2. **Load:** It loads existing saga state from `KvStore` using `saga:{tenant_id}:{saga_name}:{correlation_id}` (or creates an initial state on first trigger).
3. **Execute (`runtime-function`):**
* Runs the deterministic Saga program: `(saga_state, incoming_event) → (new_saga_state, work_items[])`.
* The program is sandboxed and must not perform I/O or rely on non-deterministic inputs.
4. **Commit (Atomic Outbox):**
* In a single MDBX transaction:
* Persist `new_saga_state`
* Persist each outgoing work item into `outbox:*`
* Advance `checkpoint:{tenant_id}:{saga_name}` to the processed sequence
* Optionally record dedupe markers for `event_id`
5. **Dispatch:** The outbox relay publishes the work items to their destinations:
* Aggregate commands are submitted through the Gateway (same routing and tenant enforcement model as user commands).
* Effect commands are published to `WORKFLOW_COMMANDS` for effect workers to execute.
6. **Wait:** The saga instance remains persisted and will react to the next correlated event or reminder.
---
#### 6. Effect Provider Lifecycle (Non-Deterministic Execution)
1. **Receive Command:** The effect worker consumes an effect command message from `WORKFLOW_COMMANDS` (`tenant.<tenant_id>.effect.<effect_name>.<command_id>`).
2. **Idempotency Gate:** The worker checks `dedupe:{tenant_id}:effect:{command_id}` (or an equivalent idempotency key) to avoid duplicate external calls.
3. **Execute:** The provider performs the real-world action (HTTP/gRPC/SMTP/SQL) with:
* retries + exponential backoff
* timeouts
* circuit breakers per upstream dependency
4. **Publish Result:** The worker publishes an effect result event to `WORKFLOW_EVENTS` (`tenant.<tenant_id>.effect_result.<effect_name>.<command_id>`).
5. **Finalize:** After result publish is acknowledged, it records completion in `KvStore` (dedupe marker, optional audit trail) and acks the command message.
Effect results are consumed by saga workers (and optionally projections) as first-class events.
---
#### 7. Technical Constraints & Guarantees
* **Determinism Boundary:** Saga programs are deterministic and side-effect free. All I/O happens only in effect workers.
* **At-Least-Once Processing:** JetStream delivery is at-least-once; correctness relies on idempotency via checkpoints and dedupe markers.
* **Atomicity:** “Saga state + outbox + checkpoint” is committed as one durable transaction to avoid dual-write gaps.
* **Tenant Isolation:** Every read/write is tenant-scoped; cross-tenant access is blocked at both subject filters and storage keyspace.
* **No Direct Cross-Aggregate Reads:** Sagas coordinate via events and commands; they do not read Aggregate state directly (unless explicitly provided as event payload or via a dedicated query/projection API).
---
#### 8. Horizontal Scaling Strategy (Worker Pool)
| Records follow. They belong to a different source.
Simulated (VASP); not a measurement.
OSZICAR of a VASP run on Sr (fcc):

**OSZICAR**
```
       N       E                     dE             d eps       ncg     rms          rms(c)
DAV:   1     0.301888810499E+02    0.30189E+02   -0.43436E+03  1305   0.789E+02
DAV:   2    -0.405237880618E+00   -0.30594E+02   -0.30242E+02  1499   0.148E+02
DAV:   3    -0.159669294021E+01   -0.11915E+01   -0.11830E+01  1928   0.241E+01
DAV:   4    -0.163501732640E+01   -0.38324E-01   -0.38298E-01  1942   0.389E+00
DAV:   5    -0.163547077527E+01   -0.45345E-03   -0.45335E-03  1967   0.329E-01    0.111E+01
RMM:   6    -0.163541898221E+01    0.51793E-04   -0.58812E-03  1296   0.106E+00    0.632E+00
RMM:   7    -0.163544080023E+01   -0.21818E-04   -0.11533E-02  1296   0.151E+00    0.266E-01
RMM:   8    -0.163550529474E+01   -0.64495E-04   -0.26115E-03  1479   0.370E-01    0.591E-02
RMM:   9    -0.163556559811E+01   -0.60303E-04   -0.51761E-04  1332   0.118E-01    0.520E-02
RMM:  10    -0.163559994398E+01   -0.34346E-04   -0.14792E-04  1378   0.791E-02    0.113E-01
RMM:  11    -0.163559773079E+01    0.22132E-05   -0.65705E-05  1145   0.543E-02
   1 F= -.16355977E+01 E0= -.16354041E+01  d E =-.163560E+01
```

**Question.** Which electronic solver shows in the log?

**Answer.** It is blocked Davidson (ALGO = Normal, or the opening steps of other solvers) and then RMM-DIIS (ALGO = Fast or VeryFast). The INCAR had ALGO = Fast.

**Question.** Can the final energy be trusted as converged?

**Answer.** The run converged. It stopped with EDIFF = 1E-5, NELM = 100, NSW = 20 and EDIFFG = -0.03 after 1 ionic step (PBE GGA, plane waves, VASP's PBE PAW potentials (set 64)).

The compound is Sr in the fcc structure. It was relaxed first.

The Runner scales horizontally by adding replicas.
* **Work Distribution:** JetStream deliver groups ensure each message is processed by a single worker in a replica set.
* **Sharding Options:**
- **Tenant Sharding:** Place runner replicas on nodes responsible for certain tenant ranges, aligning with gateway routing and operational locality.
- **Key Sharding:** For large tenants, shard by `(tenant_id, saga_name, correlation_id)` across multiple worker groups.
* **Draining:** Instances support graceful drain: stop acquiring new work, finish in-flight items, flush outbox relay, then exit.
* **Replay:** Rebuild sagas by resetting `checkpoint:{tenant_id}:{saga_name}` and re-consuming from JetStream (with strong caution and explicit operator intent).
---
#### 9. Error Handling & Operational Policies
* **Poison Messages:** If a message repeatedly fails deterministic execution (schema mismatch, runtime-function error), quarantine it:
- write a record to `deadletter:{tenant_id}:...`
- emit an alert/metric
- continue processing other keys
* **Retry Discipline:** Retries for deterministic saga transitions should be bounded and should not busy-loop; external effect retries are handled in effect workers with backoff.
* **Backpressure:** Configure max in-flight per worker and per key; expose lag and outbox depth metrics.
* **Schema Evolution:** Treat event payloads as versioned; sagas and effects must accept older versions or explicitly gate by version and route to compensating paths.
---
#### 10. Admin + Health Endpoints (Under Gateway)
The Runner exposes endpoints consistent with other components:
- `/health` - storage + JetStream connectivity checks
- `/ready` - readiness (not draining, can acquire work)
- `/metrics` - Prometheus metrics
- `/info` - build info, role mode(s), configured saga/effect sets, stream/consumer names
- `/admin/drain` - begin graceful drain
- `/admin/reload` - hot-reload manifest/placement config (where supported)
All admin endpoints are expected to run behind the Gateway and enforce tenant-scoped access where applicable.